Still built by hand, over 90 years later

The first Bentley Speed Six in 93 years is now taking shape in the workshops of Mulliner, Bentley’s in-house bespoke and coachbuilding division. Its creation unites the skills of British engineering and restoration specialists with those of Mulliner’s team of master technicians. Twelve Continuation Series Speed Sixes will be built, using period-correct materials and techniques to ensure total fidelity to W.O. Bentley’s original design.

The Bentley Speed Six Continuation Series follows the successful completion of twelve Bentley 4½ Litre Supercharged ‘Blower’ Continuation models, the world’s first pre-war continuation series. All twelve Speed Six Continuation Series have been pre-sold, and customers will be able to specify their vehicles from a choice of period-correct finishes and materials. The build of each car will take a total of ten months from start to finish.

Car Zero

The first prototype of the Continuation Series – known as Car Zero – has had a busy schedule over the last six month, completing a series of engineering development work. 40 hours of engine testing has been followed by 10,000 km of durability running on a variety of surfaces, and the car recently completed top speed testing, achieving 112 mph – exactly as the originals would have.

Overview

  • First customer Speed Six Continuation Series car build underway
  • Faithful continuation of the Speed Six, the most successful Bentley race car in history, with two Le Mans wins
  • Highly successful test program for Speed Six Car Zero prototype
  • Two original Speed Sixes, including ‘Old Number 3’ works racer, used as templates to verify dimensions, materials and components
  • Every car handcrafted from scratch using period-correct tools, fixings and techniques – over a process of 10 months from start to finish
  • Team consists of Mulliner Classic in-house technicians and specialist British suppliers
  • 12 customer cars all pre-sold
  • Each customer offered a personal fitting for their car, with choice of period-correct exterior and interior finishes

Keeping craft traditions alive

The rough and ready setting of Bentley’s original Cricklewood factory is far removed from the meticulous order of Mulliner workshops. Yet each Continuation Series Speed Six will be built using tools, materials and techniques that would have been familiar to W.O. Bentley and his team in the 1920s. To achieve this, Mulliner has called on a network of specialist British engineering and restoration experts.

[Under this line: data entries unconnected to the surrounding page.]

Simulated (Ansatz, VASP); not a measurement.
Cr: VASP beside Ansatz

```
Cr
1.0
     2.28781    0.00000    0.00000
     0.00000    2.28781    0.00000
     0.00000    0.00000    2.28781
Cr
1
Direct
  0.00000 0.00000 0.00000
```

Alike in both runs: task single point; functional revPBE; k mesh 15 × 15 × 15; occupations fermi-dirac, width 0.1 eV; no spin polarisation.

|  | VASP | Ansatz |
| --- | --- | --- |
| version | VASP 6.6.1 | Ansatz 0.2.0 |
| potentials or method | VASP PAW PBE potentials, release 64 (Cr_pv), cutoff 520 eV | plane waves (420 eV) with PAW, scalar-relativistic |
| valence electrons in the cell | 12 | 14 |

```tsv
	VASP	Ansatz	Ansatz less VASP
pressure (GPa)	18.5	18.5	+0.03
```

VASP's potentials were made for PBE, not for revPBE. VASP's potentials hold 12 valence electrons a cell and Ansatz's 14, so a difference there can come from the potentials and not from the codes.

To create the chassis of the Speed Six, Portobello Engineering in Matlock follow the original engineering drawings faithfully. Their first step was to create over 20 tonnes of tooling to press the 5mm thick S355J2 steel that would become the Speed Six’s chassis legs and cross-members, a process of research and development that alone took over six months. Once pressed into shape, the chassis legs and crossmembers are trimmed, checked, and deburred, before finally being assembled using the BSF (non-metric) bolts that would have been used in Bentley’s Cricklewood workshops.

Meanwhile, over in Ludlow, the ash frame for the Speed Six body is hand-crafted using traditional coachbuilding tools and techniques by specialists Lomax Coachbuilders. Once the frame is united with the Speed Six chassis at the Mulliner workshops, the team there will clad it in around 25 meters of Rexine, a highly specialised period-correct fabric, to create the Speed Six’s Weymann-style open tourer bodywork.

The father and son team at Vintage Headlamp Restoration International Ltd in Sheffield are celebrated for their ability to create vintage-design headlamps from original specifications. They are crafting exact recreations of the distinctive Speed Six headlamps that played such an important role in lighting the works cars to victory through the night at Le Mans in 1929 and 1930.

The Vintage Car Radiator Company, based at Bicester Heritage, are experts in classic car radiators and components, and the only company in the world to manufacture all 28 different types of pre-war radiator construction. They contribute the Speed Six’s radiator core, the mirror-polished, solid nickel silver radiator shell, and the hand-beaten fuel tank in steel and copper.

Also based at Bicester Heritage are Kingsbury Racing Shop Limited, specialists in the restoration, preparation, and servicing of vintage Bentleys. Working in conjunction with Tom Dark Engineering, original drawings were converted into 3D models, before more than 600 individual parts including a new engine block casting were fabricated for the new 6½ Litre race specification engine, which in period developed 200 bhp. The design of the Speed Six’s 6597cc engine was highly advanced for its time, featuring four valves and two spark plugs per cylinder, and an eight-bearing crankshaft. Initial dyno testing has shown the Continuation Series engines to develop 205 bhp – more power would be attainable with modern materials, but the intent of the Continuation Series is to create a Speed Six exactly as it would have looked and performed in 1929.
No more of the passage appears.